October 31, 1994
Appeal from the Supreme Court, Kings County (Demarest, J.).
Ordered that the judgment is affirmed.
The defendant's convictions arose from his sale of two vials of crack cocaine to an undercover police officer, and his possession of 24 additional vials of crack cocaine. On appeal, he contends that the People failed to prove his guilt beyond a reasonable doubt. Viewing the evidence in the light most favorable to the People (People v. Contes, 60 N.Y.2d 620), we find that it was legally sufficient to establish the defendant's guilt. The partial discrepancy between the markings on the vials and the description of the markings provided by the People's witnesses merely presented a question of credibility. Resolution of issues of credibility, as well as the weight to be accorded to the evidence presented, are primarily questions to be determined by the jury, which saw and heard the witnesses (see, People v Gaimari, 176 N.Y. 84, 94). Its determination should be accorded great weight on appeal and should not be disturbed unless clearly unsupported by the record (see, People v. Garafolo, 44 A.D.2d 86, 88). Upon the exercise of our factual review power, we are satisfied that the verdict is not against the weight of the evidence (see, CPL 470.15).
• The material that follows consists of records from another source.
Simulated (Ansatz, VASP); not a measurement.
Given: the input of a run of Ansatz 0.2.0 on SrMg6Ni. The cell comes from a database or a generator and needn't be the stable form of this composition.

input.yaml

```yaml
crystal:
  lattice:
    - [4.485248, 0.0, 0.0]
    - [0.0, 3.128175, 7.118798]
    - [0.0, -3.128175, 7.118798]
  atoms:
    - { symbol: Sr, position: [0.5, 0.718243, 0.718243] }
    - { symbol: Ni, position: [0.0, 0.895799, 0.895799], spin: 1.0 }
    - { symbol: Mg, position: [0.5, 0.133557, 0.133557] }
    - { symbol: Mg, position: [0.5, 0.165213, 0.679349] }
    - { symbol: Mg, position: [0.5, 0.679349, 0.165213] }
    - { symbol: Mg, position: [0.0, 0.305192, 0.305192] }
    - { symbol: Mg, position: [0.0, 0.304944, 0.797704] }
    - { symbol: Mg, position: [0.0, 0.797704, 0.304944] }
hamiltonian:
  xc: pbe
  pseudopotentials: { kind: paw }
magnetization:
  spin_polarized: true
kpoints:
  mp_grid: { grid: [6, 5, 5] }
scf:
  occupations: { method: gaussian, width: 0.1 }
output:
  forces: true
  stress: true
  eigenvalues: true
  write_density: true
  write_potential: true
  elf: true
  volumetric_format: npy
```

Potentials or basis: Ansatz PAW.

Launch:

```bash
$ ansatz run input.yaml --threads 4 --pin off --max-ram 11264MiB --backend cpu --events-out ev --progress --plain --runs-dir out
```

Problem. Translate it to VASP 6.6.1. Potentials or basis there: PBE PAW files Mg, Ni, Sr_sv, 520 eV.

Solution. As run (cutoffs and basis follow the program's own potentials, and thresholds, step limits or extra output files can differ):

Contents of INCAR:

Contrary to the defendant's contentions, we find no Brady violation to have occurred as a result of the prosecutor's alleged failure to disclose the vials of crack cocaine to the defendant prior to trial. Where, as here, there was no specific request for the evidence at issue, the mere possibility that undisclosed evidence might have helped the defense or affected the outcome of the trial does not establish materiality in the constitutional sense (see, People v. Vilardi, 76 N.Y.2d 67; People v. Chin, 67 N.Y.2d 22; People v. Alongi, 131 A.D.2d 767).
We also reject the defendant's contention that he was deprived of the effective assistance of counsel. The record demonstrates that the representation the defendant received from defense counsel at trial was, on the whole, "meaningful representation" (see, People v. Bleakley, 141 A.D.2d 553, 554). Defense counsel's single error in failing to request an inspection of the markings on the vials was not "`sufficiently egregious and prejudicial'" that it deprived the defendant of a fair trial (see, People v. Flores, 84 N.Y.2d 184, 188; People v Cuesta, 177 A.D.2d 639; People v. Bleakley, supra).
The defendant's remaining contentions, including those raised in his supplemental pro se brief, are either unpreserved for appellate review or without merit. Santucci, J.P., Joy, Krausman and Goldstein, JJ., concur.